Audio-GD - R2R2 - Discrete Single Ended R2R Ladder FPGA DAC - PCM / DxD / DSD
Single-ended digital analogue converter, equipped with multi discrete R-2R ladder per channel. All parts and components are selected based on excellent sonic and technical measurement performance. Components are e.g. from DALE resistors (USA), WIMA capacitors (Germany) and NOVER parts (UK). The used components but also the technical design (e.g. discrete analogue section and high speed FPGA's) of this system were being selected after many years of experience and practices and are considered to perform and provide supreme sonic results. Supporting today’s high resolutions including DSD and DxD and up to date interfaces like USB and LVDS I2S.

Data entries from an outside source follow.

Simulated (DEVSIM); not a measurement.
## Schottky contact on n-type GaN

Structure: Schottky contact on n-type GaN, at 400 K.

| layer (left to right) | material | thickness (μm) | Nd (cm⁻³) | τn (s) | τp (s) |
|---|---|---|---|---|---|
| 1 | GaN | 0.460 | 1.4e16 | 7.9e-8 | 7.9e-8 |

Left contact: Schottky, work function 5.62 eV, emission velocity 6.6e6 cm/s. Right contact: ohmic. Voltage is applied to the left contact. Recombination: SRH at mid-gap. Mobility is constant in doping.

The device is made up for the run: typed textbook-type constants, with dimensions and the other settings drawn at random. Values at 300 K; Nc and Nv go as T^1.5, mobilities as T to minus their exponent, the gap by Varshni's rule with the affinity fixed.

- Dual R-2R discrete dac ladder per channel
- Integrated 2 pairs of DA-8 R-2R modules
- 2x ultra low-jitter TCXO clocks are included
- Amanero Combo384 USB interface
- USB Amanero Combo384 interface
- Programmable hardware design
- Single ended output design
- High speed FPGA's to control R-2R network
- Lowest tolerance Vishay resistors applied in R-2R network
- Discrete analogue output & power supply
- Fully DC coupled design without capacitors in signal path
- Non- feedback ACSS analog output control
- Total of 5 regulated low noise class A power circuits
- 1. RCA coaxial SPDIF
- 2. USB 32-bit / 384kHz
- 3. Optical toslink SPDIF
- 4. HDMI IIS INPUT*
* Compatible with Mano Streamer (high res) and Pink Faun I2S stereo bridge
- ACSS single ended (Optional RCA)
- RCA single ended
The R-2R DAC has become popular and affordable. From DIY kits and completely up to of the shelf high-end products.
In the lower end DIY market, the R-2R design is often based on old technology; designed long time ago by MSB, often includes basic R2R ladder design only and not include the wonderful correction design of the modern MSB technology. Previous less good designs used data shift registers logic chips in serial mode to convert the data to an analog signal. The stubborn R2R issues cannot be avoided this way and performance is almost entirely depending on the accuracy of the ladder resistors.
In the High-End of the shelf (finished products) market, the R2R design is usually much more complex when outstanding performance is offered. A basic R2R ladder is simply not sufficient to achieve the desired sound quality. Some manufacturers are using shift registers design to realize ladder compensation. A less complex, unfortunately also a less performing design based on traditional logic chips working in serial mode.
A far better design switches resistors in parallel mode; an ultra-fast FPGA chip controls and corrects the R2R ladder. The parallel design mode controls every bit respectively and therefore achieve unprecedented performance. (In parallel mode only 1 clock cycle is needed to output all data; serial design mode needs at minimum 8 up to 24 clock cycles) The parallel design is particularly complex, however when it is done properly it can correct every bit of the ladder. (Photo below shows a FPGA design with R2R ladder). With incredible speed and accuracy the R2R 7 will correct the unavoidable imperfections of the basic R2R ladder caused by tolerance of resistors; avoid glitches at ultra-high speed to deliver unrivaled musical performance.
TOLERANCE OF RESISTORS IN LADDER
Some manufactures claim to achieve good performance becuase they use lowest tolerance ladder resistors. The following calculation example will cover this. At 16 bit the tolerance of 1/66536, 0.1% (1/1000) it is by far not enough to achieve decent performance. Even using resistors with 0.01% (1/10000) tolerance, lowest tolerance available today,cannot deliver the desired performance This is just 16 bit, imagine a 24 calculation! To process 24 bit resolution it would require resistors with a tolerance of 0.00001%. This is purely theoretical; if this tolerance would exist the discreteness of the switch logic chips will already have too much internal impedance and will shake-up such design.The tolerance of the resistor will never solve Imperfections of a ladder.
The solution lies in the correction the ladder and not only depend on the tolerance of resistors. It’s a combination of both: Ultra-low tolerance resistors controlled by a correction technology using very high speed with parallel FPGA processing.